Mixing church with state
Published 8:52 pm Friday, January 21, 2011
No sooner than he took office did new Governor Dr. Robert Bentley grab national headlines with a controversial religious remark.
After taking the oath of office Monday, Bentley attended a service honoring the late Dr. Martin Luther King Jr. at Dexter Avenue Baptist Church, a church the civil rights leader helped make famous.
“Anybody here today who has not accepted Jesus Christ as their savior, I’m telling you, you’re not my brother and you’re not my sister, and I want to be your brother,” Bentley said during his speech.
The comment has since received tremendous backlash on the national scale, prompting an apology from Bentley just two days later.
“If anyone from other religions felt disenfranchised by the language, I want to say I am sorry. I am sorry if I offended anyone in any way,” Bentley told reporters Wednesday after meeting with leaders of other faiths.
While the comment is one not often heard from elected officials, many were unfazed by the sentiment expressed.
“I did feel like the media took it and ran with it because it wasn’t like he was on the White House steps. He was at a church,” Hank Atchison, pastor of Gallion Baptist Church, said. Atchison pointed out that the context of the comment is important.
Taking into account such a context also means realizing Bentley’s background as a Baptist deacon.
“I think what he said, he believes in,” J.D. Barnes, rector of Trinity Episcopal Church, said. “It was my impression that he let more of his faith slip out there than most people are comfortable with.”
Barnes noted that Bentley’s evangelical background likely had an influence on his Monday speech.
“I think he meant that if you don’t believe in Jesus, you’re not my brother or sister and I want you to be my brother,” Barnes said. “He had some other coments that he made about being a Republican but he was elected to be governor of all of Alabama. That didn’t get a lot of press. The comments about religion were a little bit easier to jump on.”
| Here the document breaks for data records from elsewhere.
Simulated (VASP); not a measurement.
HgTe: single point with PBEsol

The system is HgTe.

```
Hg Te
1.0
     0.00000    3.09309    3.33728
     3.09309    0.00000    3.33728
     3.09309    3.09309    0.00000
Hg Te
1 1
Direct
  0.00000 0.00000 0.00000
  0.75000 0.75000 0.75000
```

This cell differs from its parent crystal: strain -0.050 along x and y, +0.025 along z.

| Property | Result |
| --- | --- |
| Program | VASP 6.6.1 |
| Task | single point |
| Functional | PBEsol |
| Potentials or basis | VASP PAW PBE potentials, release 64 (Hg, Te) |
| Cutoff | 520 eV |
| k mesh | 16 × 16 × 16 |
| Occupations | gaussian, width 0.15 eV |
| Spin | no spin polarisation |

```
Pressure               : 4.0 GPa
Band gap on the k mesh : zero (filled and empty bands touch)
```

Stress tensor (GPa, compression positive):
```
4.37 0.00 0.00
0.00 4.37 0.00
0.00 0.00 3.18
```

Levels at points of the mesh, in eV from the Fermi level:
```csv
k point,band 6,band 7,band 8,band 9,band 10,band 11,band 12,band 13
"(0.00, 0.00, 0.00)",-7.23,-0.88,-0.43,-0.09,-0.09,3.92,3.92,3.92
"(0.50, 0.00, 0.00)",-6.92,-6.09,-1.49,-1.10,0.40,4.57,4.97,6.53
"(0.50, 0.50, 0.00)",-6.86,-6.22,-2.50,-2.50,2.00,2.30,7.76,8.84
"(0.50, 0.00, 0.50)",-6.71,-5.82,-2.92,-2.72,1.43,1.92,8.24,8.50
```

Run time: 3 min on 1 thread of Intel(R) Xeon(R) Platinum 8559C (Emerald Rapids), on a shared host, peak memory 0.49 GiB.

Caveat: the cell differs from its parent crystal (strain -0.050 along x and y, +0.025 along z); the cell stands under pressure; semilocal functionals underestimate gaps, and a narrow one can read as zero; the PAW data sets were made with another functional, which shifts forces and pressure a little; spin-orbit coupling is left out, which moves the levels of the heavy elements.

Atchison said he took no issue with Bentley’s comments, noting that the sentiment itself is anything but negative.
“I think he meant what scripture teaches as far as, if you’re a born again believers and you have the Holy Spirit in you, we are unified in that,” Atchison said. “It’s not a negative thing at all. It’s illustrated to have this awesome picture of a God that loves us. When you really get to the core of the theology behind it, it’s a beautiful thing.”
The difficulty for Bentley is that his beliefs must now mingle with his politics, an uneasy proposition for most.
Barnes stated that one of the keys for Bentley in his political life is to find a way to maintain his faith without alienating those he has been elected to serve.
“He has been elected to be governor of the state and that does include people who are not Christians,” Barnes said, noting a democracy often calls for different rhetoric than a theocracy. “And while he does not need to lose his faith completely, he has to be sensitive to the fact that there are others of different beliefs out there.”